The proposals put forward by the government in a bid to boost competition in the energy market typify the ineptitude we’ve come to expect from this administration. By pledging to find a way of keeping costs down for households, the government has somehow produced something likely to have the reverse effect.

If you were wondering whether the proposals are good news for consumers, you only need to listen to the response from the energy lobby, led by Angela Knight. Yes, Angela Knight – previously the public face of the banking industry.

If she had objections to the government’s energy plans, you would have heard about them.

Instead, representing suppliers in her role as chief executive of Energy UK, Knight simply noted that David Cameron’s energy revolution will make it harder for consumers to get cheaper deals. And she’s right. To recap, from 2014 suppliers will have to offer no more than four main tariffs, which must include fixed and variable rates.

They will be forced to offer customers the lowest one in each case. It seems almost unnecessary to point out that if you’ve only got one fixed-rate tariff – it’s the highest and the lowest.

No wonder suppliers have been strangely subdued in their response. The flaws are so glaring that it’s almost embarrassing.

There may be more simplicity, but we’ll also have higher tariffs and less incentive to shop around. To cap it all, the changes don’t come into force until 2014.

Having got the ball rolling, the government will sit back thinking the issue has been sorted. If it had left it to Ofgem we would have had far better measures in place far sooner.

Could Cameron have got this any more wrong? He is playing politics with energy prices and his failure will see even more people freezing in their homes as they can’t afford the heating.

The other outcome will be happier energy suppliers, let off the hook by the continued refusal to tackle the real issue while being given carte blanche to shift customers on to a handful of expensive tariffs.

Why aren’t suppliers being forced to explain why, when they pay different rates for their wholesale supply, they move their household prices at the same time and by broadly the same amounts?

Why aren’t they forced to set out exactly how they calculate domestic energy prices? Why isn’t more being done to help small suppliers such as First Utility and Ovo compete on a level playing field with the big six?
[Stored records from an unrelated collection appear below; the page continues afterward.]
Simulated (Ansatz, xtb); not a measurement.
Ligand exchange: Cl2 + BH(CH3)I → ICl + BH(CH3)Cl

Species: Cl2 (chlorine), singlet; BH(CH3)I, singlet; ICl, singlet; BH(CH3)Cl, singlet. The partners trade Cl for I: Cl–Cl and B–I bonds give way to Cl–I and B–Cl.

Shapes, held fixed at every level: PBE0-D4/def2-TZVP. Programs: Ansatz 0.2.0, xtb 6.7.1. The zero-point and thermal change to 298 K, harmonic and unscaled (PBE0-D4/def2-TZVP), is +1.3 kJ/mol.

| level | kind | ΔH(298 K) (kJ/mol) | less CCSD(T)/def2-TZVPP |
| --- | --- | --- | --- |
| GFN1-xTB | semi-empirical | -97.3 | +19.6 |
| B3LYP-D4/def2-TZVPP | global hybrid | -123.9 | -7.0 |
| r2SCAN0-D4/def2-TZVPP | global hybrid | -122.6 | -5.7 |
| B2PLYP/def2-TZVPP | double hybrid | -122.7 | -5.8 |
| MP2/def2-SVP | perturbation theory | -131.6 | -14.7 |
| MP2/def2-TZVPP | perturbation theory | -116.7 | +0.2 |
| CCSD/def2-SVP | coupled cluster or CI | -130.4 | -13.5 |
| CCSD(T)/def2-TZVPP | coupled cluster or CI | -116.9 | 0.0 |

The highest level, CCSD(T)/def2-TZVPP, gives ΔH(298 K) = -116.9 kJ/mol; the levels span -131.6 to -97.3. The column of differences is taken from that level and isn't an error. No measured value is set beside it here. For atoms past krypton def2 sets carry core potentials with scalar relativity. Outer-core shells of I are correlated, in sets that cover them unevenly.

The energy market failure is one primarily of competition, and that still has not been addressed. Reducing choice won’t boost competition. Nor will nationalising the industry, but that may well be the better option.

New rules banning commission on the sale of investments come into force at the end of the year.

They are part of the quaintly named “retail distribution ­review” (RDR), which also includes higher qualification requirements for advisers and new advice classifications.

The rules are hugely controversial and consensus rare. But there is widespread agreement that the RDR will restrict access to advice. Most advisers have switched to fee-based charging and are moving upmarket. Many will no longer offer advice to people with savings and investments worth less than £100,000.

Deloitte claims more than 5.5 million people will ­either cease using financial ­advisers or not have access to them.

Yet the regulator pushing through the changes, the Financial Services Authority (FSA), claims almost two thirds of advisers will still work with clients who have savings and investments worth as little as £20,000.

The reality is fewer people will be getting independent financial advice, either as advisers will refuse to serve them or because they won’t pay fees (with many wrongly equating commission with free advice). The original fear was that those people would be driven into the arms of the mis-selling-banks.

But even they have backed away from offering investment advice to ordinary customers. So the outcome will be more people taking a DIY approach.

New figures from Action Fraud underline exactly why that’s so dangerous. Some £1.2 billion has been swindled from individuals who consider themselves sophisticated investors.

Most investment fraudsters prey on those who have bought funds and shares previously and their success rate is high. For them, the RDR could be a belated and very generous Christmas gift.